Llumlet and Llumlet Proxy#

Architecture Diagram#

llumlet Llumlet_proxy and Enginecore share a single process, whereas Llumlet is a standalone process.

Component Responsibilities#

Llumlet_proxy (EngineCore Extensions)#

The llumlet_proxy is a set of extensions integrated into the engine core, designed to facilitate instance migration and enhance observability. Its key responsibilities are handled by the following components:

Migration frontend worker thread#

The Migration Frontend worker thread is a component within Llumlet_proxy responsible for handling migration requests. Its process is as follows:

  1. It receives a “migrate-out” request from Llumlet, which serves as its primary input.

  2. Based on this request, the Migration Frontend thread selects the specific request IDs that are designated for migration.

  3. Finally, it forwards these selected IDs to the KV Connector, which in turn instructs its backend to initiate the actual migration process.

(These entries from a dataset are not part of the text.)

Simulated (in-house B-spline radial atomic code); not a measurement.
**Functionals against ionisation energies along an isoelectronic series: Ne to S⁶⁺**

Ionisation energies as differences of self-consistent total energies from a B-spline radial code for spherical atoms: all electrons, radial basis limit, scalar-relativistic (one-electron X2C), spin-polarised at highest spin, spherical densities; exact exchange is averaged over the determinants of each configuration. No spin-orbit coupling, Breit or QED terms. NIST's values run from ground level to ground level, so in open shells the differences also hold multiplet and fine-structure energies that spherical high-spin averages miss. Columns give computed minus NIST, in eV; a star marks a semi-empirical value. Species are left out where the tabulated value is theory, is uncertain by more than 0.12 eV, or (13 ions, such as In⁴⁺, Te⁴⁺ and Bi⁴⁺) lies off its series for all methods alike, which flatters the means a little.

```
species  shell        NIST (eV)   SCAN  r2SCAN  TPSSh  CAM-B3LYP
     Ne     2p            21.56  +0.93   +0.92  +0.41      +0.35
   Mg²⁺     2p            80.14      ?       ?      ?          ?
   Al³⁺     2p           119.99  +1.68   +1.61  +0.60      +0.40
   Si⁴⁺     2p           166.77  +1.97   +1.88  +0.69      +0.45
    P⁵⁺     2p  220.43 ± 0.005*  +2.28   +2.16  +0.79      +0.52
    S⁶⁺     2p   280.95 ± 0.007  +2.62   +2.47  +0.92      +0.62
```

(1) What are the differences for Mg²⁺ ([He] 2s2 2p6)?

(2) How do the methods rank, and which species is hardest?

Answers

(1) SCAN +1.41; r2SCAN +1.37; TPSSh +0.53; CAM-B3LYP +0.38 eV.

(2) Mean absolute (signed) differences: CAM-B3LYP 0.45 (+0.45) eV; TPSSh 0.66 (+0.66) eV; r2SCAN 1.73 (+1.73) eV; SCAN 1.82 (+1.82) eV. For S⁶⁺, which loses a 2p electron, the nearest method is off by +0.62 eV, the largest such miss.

Post-migration token forwarder threads#

To ensure a seamless user experience after a migration is complete, these dedicated threads capture and forward newly generated tokens from the migrated instance back to the original client, preventing any disruption or loss of output. The original token output mechanism in vLLM, which operates between EngineCore and EngineClient, is overwritten. The EngineClient component within Llumnix is responsible for instantiating a LlumnixClient. Concurrently, the token forwarder, a module of Llumlet_proxy, builds a connection pool that connects to one or more of these LlumnixClient instances.

Instance status updater#

The instance updater is responsible for retrieving and maintaining the real-time status of the instance from the engine core. It operates in two distinct modes to communicate this status to Llumlet. In push mode, it proactively sends the latest instance status to Llumlet. In pull mode, it waits for Llumlet to periodically fetch or “pull” these metrics.

Llumlet Process#

Llumlet operates as a local agent for the EngineCore, running as its child process. Its primary purpose is to act as a communication bridge between the EngineCore and LlumletSched. This involves two key functions: handling incoming RPC requests, and proactively reporting the latest instance status back to the CMS on a regular basis.

RPC Handler#

The RPC server exposes a set of gRPC endpoints to enable external control over the Llumlet process. The core functionalities are provided through the following interfaces:

Migrate#
async Migrate(request: MigrateRequest) -> MigrateResponse

Initiates a “migrate-out” operation, instructing the to migrate one or more active requests to a target engine. This is the primary entry point for workload relocation.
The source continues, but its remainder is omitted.